Pat's Peak XC Race Report

Hills, Heat, Hardtail, Happiness -- pick any three.


So Pat's Peak was going to be the race where I followed the lead of my sensei Thom and rocked it pro-style, that is, ditching the usual camelback and heavy dualie for a hardtail and a single water bottle. We're talking about probably 4 pounds in weight savings here, which I ordinarily would scoff at, but I did have to climb 3500 feet during the course of the race. Maybe Hill Junkie could tell me how many seconds 4 lbs is worth over 3500 feet of climbing when you're putting out, like, 150 watts, but I think it's a lot.

Last year Pat's Peak was a mudfest. I remember the downhill was smooth and slimy. Who needs dual suspension for that, I asked? Well, this year it was bone dry, rutted into washboard by the 24 hour race and sport/beginner classes. I needed dual suspension for that, it turns out.

Last year Pat's Peak was a thunderstormfest, so climbing in the open on ski slopes wasn't super hot. This year -- sunny. I'm crawling uphill at 4 mph, the breeze is coming up the hill with me (also at 4 mph), it might only be 74 degrees but the sun is pointed directly at my head and I feel like an ant to God's magnifying glass. Surely, this is what hell is like, I think to myself.

This is commonly known as "adversity," a situation that requires "mental toughness," and often leads to me "doing shitty."

So yeah, this was not one of my best performances on a bike. Despite my light weight, I cannot climb sustained grades to save my life. Pat's Peak has 3 major climbs per lap -- I was getting killed. My bike and body were nice and light, but instead of getting whisked uphill by angels I was getting grilled. Even angels like to barbecue sometimes, I guess.
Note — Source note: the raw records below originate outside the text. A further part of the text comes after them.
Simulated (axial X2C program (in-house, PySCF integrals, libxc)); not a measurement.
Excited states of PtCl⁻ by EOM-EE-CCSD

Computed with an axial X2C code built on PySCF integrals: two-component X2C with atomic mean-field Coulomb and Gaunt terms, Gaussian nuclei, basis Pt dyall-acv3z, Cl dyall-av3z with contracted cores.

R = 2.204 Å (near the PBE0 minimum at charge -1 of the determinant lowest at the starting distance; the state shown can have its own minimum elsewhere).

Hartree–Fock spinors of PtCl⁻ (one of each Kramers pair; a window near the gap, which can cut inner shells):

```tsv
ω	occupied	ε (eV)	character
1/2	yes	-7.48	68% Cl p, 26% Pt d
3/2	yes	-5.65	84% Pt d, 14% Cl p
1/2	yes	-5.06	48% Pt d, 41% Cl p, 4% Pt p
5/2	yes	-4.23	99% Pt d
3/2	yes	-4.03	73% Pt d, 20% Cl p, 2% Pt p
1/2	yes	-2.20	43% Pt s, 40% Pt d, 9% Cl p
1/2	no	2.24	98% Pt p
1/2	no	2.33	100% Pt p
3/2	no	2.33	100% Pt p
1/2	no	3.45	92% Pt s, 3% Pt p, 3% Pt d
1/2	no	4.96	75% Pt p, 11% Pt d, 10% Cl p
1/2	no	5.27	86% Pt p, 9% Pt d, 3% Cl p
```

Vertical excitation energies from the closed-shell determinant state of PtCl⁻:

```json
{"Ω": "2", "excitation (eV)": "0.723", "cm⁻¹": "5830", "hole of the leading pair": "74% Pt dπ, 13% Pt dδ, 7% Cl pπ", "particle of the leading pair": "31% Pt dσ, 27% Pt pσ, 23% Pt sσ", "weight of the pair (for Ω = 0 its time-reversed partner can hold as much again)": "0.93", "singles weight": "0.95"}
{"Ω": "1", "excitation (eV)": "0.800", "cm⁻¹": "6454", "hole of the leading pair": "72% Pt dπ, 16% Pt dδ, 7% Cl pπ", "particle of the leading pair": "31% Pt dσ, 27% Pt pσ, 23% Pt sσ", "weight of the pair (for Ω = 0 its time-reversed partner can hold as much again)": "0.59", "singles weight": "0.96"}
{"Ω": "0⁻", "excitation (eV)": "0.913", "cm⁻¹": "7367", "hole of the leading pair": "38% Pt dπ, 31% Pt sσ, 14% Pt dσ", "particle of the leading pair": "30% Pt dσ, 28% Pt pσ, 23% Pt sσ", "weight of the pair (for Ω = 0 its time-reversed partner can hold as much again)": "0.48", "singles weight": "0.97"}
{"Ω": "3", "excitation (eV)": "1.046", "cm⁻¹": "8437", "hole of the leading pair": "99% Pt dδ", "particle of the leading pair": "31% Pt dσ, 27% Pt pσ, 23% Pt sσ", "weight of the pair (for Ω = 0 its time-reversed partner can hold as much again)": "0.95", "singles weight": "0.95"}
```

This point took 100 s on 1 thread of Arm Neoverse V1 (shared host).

The actual race followed the typical pattern of fast first lap, horrible gut check 2nd lap, meltdown on the 3rd lap, slight recovery on the 4th lap. Highlights included my patended DFL start, followed by riding straight into a ditch while screaming "ahhh I suck" as I tried to move up by cutting the inside of a loose turn. Somehow I got it together (maybe by riding too hard) on the first lap to get all the way up to 5th by the end, and I was within striking distance of Timmy D, the series leader, only 15 seconds back. You're set, I told myself, because you generally speed up in races. Just keep doing your thing and you'll undoubtedly overtake him, take the series lead, and get podium girls. You're the man now, dog!

On the second lap he appeared to gain a bit on me. That's odd, I thought, you are supposed to catch him and beat him. Well, no matter, I can still see him, so it's only a matter of time before I speed up and defeat him. No reason to worry.

By the end of that lap, however, it had gotten to the point where I could occasionally see him on the longest straightaways. This is generally not a sign that you are within "striking distance."

At this point I was so hot, and my stomach was so distraught, that I was ready to stop worrying about doing well and start worrying about finishing. In my melting-down state it took me until the end of the third lap to realize that I had a full zip jersey on, and there was no reason to hide my chest hair from the world. As I passed a cheering Yash I unzipped in the most flamboyant, er, Euro manner possible. In addition to making him the happiest man on the course I also noticed an immediate reduction in discomfort. In the future I will try to remember I can unzip before 75% of the race is over.

I also managed to pull my back wheel out of the dropout on the 3rd lap, with my massive torque. That's what I get for doing the full-bike-disassembly car-packing and not paying enough attention when putting it back together. I was hoping that re-seating the wheel would make me feel super good (because maybe my discs had been dragging for a long time!) but alas, nothing except the sweet release of death could make me feel super good at this point.

On lap 4 the legendary Hupster PVB passed me, and I got to listen to him "shift," which is when I realized why he breaks chains a lot. It seems to involve random amounts of torque and lever-pressing until the bike ends up in a different gear, that may or may not be the gear you wanted. We had a little chat where I said pathetic things about how I was sucking and he didn't rub in the fact that he was crushing me. It was nice. Then he rode away.

Fittingly, I got lapped by the leading pro/semipro with a minute left to ride, confirming that I am so much slower than them it boggles the mind. Maybe not your mind... but my mind, anyway.